Nokia today finally announced their ‘Comes With Music’ offering. This has been in the pipes for some time and whilst they’d have loved to have had a full suite of record labels on board at announcement, Universal is undoubtedly a huge catch for them. (It also confirms Jupiter’s research that Universal is the most digitally ambitious and innovative of the record labels – ironically with, arguably, least need to be). Nokia should realistically be able to attract some more of the majors to the table by time of launch (2nd half 2008) as they’ll be willing to offer sizeable advances. Universal (not exactly known for their modesty in advance payment terms) will not have committed to such a radically new approach without having some pretty major financial commitment as security.
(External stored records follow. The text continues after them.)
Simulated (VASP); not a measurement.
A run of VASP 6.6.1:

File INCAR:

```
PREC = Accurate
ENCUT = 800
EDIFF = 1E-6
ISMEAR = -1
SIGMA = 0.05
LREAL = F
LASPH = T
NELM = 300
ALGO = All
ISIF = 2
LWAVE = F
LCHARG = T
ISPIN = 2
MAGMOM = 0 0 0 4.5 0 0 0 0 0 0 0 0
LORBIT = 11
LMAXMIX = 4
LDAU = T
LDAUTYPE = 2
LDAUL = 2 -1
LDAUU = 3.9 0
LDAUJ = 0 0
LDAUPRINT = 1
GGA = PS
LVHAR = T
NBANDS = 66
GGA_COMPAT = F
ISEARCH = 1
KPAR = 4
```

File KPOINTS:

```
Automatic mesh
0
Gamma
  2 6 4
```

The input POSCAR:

Regular readers of this blog will know that Nokia’s download store left me a little cold, but this offering puts Nokia exactly where they should be: at the forefront of innovation in the mobile music space. Due to their scale and newly acquired aggressive Internet strategy Nokia are in a unique position to turn the mobile music market on its head. This offering is a massive step in that direction. It gives buyers of some of Nokia’s music optimized handsets unlimited free access to Universal’s music for a 12 month period, and potentially continued access thereafter.
Regular readers will similarly know that I’m no massive fan of mobile music when it pretends to be PC music. This offering and Vodafone’s/Omnifone’s Music Station are the direction in which mobile music should go i.e. step out of the PC Internet’s shadow and be something brave and different that plays to the strengths of the platform rather than being hindered by its weaknesses.
As I’ve already stated on this blog, 2007 is shaping up to be the worst year ever for the European music industry and digital is failing to live up to expectations, let alone come close to offsetting declining CD sales. The record labels are being forced into considering much more ambitious digital initiatives for the simple fact that the current digital model isn’t doing enough and they know that something different is required for the mass market. Unfortunately it appears that the only way to drive mass market adoption of digital music will be give it away for free, or close to free. But if the alternative is for people to be downloading for free from illegal networks where the labels get nothing, it’s pretty clear which is the preferable option.
The real long term challenge will be to sufficiently differentiate these offerings from premium digital services like iTunes and from CDs. Otherwise there is a risk that everyone will simply go free.
However they are long term tactical challenges with should not detract from this essential strategic move. Nokia and Universal have taken the first brave steps forward, now it is for the rest of the industry to follow in their wake.